Hampshire Cricket: Black History Month (Part Two)

Hampshire Cricket's historian, Dave Allen, is back with a series of articles for Black History Month

Hampshire Cricket's historian, Dave Allen, is back with a series of articles for Black History Month - read part two below.

In 1895, Hampshire’s first season in the County Championship, their professional opening bowlers were Harry Baldwin from Berkshire and Tom Soar from Nottinghamshire – the latter combining playing with duties as a groundsman. It has always been typical of Hampshire that they have recruited players from far-and-wide and in 1899 they selected an all-rounder CB (Charles Bennett) Llewellyn, known as ‘Buck’, to play against the touring Australians. He had been born in Natal, South Africa and had already played for a South African side against England in what would be designated Test matches in 1896 and 1899.

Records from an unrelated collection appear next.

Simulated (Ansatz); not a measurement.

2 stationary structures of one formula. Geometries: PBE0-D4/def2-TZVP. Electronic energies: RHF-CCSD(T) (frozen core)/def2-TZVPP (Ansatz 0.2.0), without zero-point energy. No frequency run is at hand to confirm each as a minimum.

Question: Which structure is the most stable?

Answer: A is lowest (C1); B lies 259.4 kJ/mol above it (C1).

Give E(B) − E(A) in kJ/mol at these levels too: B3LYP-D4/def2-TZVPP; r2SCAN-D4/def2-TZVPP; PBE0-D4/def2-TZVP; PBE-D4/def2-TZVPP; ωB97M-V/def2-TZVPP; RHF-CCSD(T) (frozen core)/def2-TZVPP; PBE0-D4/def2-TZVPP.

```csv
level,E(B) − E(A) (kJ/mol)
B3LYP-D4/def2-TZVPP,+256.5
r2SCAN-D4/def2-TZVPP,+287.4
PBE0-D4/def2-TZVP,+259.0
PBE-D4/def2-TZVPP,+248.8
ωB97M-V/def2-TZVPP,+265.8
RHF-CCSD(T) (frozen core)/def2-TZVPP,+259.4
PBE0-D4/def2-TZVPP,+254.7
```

‘Buck’ Llewellyn’s tale is a fascinating one. Despite some objections from his family descendants, it is clear that he can be described in today’s terms as Hampshire’s first ‘Black’ player, his mother having been born on the volcanic island of St Helena in the South Atlantic where many people had been themselves or were descended from slaves. His father Thomas was born in Wales and probably arrived and settled in South Africa as a serving soldier. In some respects, CB Llewellyn is rather similar to Basil D’Oliveira, who was once known as a ‘Cape Coloured’ player and therefore prevented from playing at the highest levels in South Africa under the stringently repressive post-war Apartheid system.

At the end of the 19th century, prior to the legislation that brought in that system Llewellyn could play for Natal and South Africa although as his biographer Hampshire’s former Historian the late Neil Jenkinson  noted that even then white South Africans exercised most of the power in a hierarchical system.

Two months after Llewellyn’s debut for Hampshire, the second Boer War began in his native South Africa. He settled in Hampshire where, following regulations, he was required to spend two years qualifying by residence, before he could play in the County Championship. In that period, he was permitted to play against the touring West Indians at Southampton in 1900, scoring 93 & 6 and taking 13 wickets in the match, while his Championship career was launched in Portsmouth against a strong Lancashire side on 6 May 1901. Llewellyn made a modest start in what would be a heavy defeat, the match only lasting for two of the scheduled three days, but with four wickets in the match, he had made a start, and from then until 1910 he would play an important part, alongside a group of younger professionals in raising the standards of Hampshire’s county cricket. By the end of his county career he had scored nearly 9,000 runs, with 15 centuries in 196 matches for Hampshire to which he added 711 wickets.

Llewellyn played in a total of 15 Test Matches for South Africa, the last, touring England for the Triangular Tournament of 1912. After the 1910 English county season he left Hampshire in a dispute over wages, moving to Accrington and later Radcliffe to play Lancashire League cricket which was better paid. In 1934, age 57, he played for East Lancashire Paper Mill CC when they won the Bolton League but by 1939 he had moved to Chertsey in Surrey where he died after a domestic accident in June 1964. By that time the county’s next Black player Danny Livingstone had arrived from Antigua.